Of Mummies and Mums

I discovered an amazing woman last week, a woman who was creative (and versatile) enough to have written a very early science fiction book about a time-traveling mummy as well as a series of popular garden books, which she also illustrated. Jane Webb Loudon (1807-1858) was born into a wealthy industrial family and later married to a gentleman, but both father and husband left her virtually penniless and to her own devices. She made her own way, in her own fashion.

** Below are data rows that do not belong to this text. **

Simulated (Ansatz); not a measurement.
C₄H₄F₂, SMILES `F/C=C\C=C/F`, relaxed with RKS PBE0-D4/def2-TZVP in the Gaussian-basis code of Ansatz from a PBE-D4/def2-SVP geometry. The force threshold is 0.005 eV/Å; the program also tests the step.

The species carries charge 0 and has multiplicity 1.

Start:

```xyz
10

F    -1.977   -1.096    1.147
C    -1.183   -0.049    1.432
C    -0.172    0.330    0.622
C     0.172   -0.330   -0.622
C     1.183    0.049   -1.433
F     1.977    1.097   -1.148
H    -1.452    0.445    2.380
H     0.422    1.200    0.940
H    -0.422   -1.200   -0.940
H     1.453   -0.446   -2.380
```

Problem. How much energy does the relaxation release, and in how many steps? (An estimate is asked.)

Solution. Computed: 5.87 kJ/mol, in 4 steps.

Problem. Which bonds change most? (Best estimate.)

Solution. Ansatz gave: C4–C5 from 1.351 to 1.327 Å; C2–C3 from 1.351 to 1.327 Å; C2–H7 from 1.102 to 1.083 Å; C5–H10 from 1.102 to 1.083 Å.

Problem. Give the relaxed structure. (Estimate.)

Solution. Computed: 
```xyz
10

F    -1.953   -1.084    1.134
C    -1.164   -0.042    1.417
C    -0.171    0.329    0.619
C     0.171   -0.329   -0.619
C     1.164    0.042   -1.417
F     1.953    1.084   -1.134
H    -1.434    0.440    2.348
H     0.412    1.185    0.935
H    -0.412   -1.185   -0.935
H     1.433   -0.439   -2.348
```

When she was only 20, Jane published (anonymously) The Mummy!:  Or a Tale of the Twenty-Second Century, featuring an Egyptian mummy named Cheops who is “reanimated” in 2126 in a very connected, technological, and female-dominated world which is nevertheless plagued by political discord and moral decay. No doubt she was influenced by the publication of Mary Shelley’s Frankenstein a decade earlier, as well as the fascination with all things Egyptian, initiated by Napoleon’s expedition to Egypt in 1798, and the publication of his entourage’s 24-volume Description of Egypt. The Mummy! (love the exclamation point) apparently sold well and relieved Miss Webb of some of the financial stress she must have felt after the death of her father.

Jane connected her world to that of the future through steam:  still a dynamic force, it powered the movement of people, houses and plows. The reference to a steam-powered plow caught the attention of her future husband, John Claudius Loudon, an increasingly-eminent horticultural writer and landscape architect nearly twenty years her senior.  They met, married, had a daughter, and forged a professional relationship in addition to their personal one, working together on a series of agricultural encyclopedias and guides to garden design.  As a novice gardener herself, Jane must have realized that her husband’s technical publications would not satisfy the demand for more accessible gardening advice, and so she began authoring a series of illustrated books catering to the ladies: Young Ladies Book of Botany (1838), Gardening for Ladies (1840), Botany for Ladies (1842) and the multi-volume Ladies Companion to the Flower Garden, published just after her husband’s death in 1843.

Before his death, Mr. Loudon became involved in an arboretum plan that left Jane saddled with debt (shades of her father’s “legacy”), so she ramped up her publishing, catering to the demand that she virtually created with more popular gardening books for ladies, illustrated with the colorful groupings of flowers that would be the standard in horticultural illustration for years to come. Chromolithography probably broadened the appeal of the multiple editions of The Ladies’ Flower Garden and British Wild Flowers as well, and consequently the self-taught Mrs. Loudon seems to have emerged as a more recognizable authority on Victorian gardening than her scholarly husband.

Plates from The Ladies’ Flower Garden of Ornamental Annuals (1842) and British Wild Flowers (1846), Victoria & Albert Museum, London.

I’d like to know a lot more about Jane Webb Loudon so I’m chasing down a few sources. Sheffield Hallam University reportedly has one her scrapbooks in its archives which I’d love to see and the National Trust has published a modern version of Mr. Loudon’s travel diaries titled In Search of English Gardens:  The Travels of John Claudius Loudon and His Wife Jane (ed. Patricia Boniface, National Trust Classics, 1987).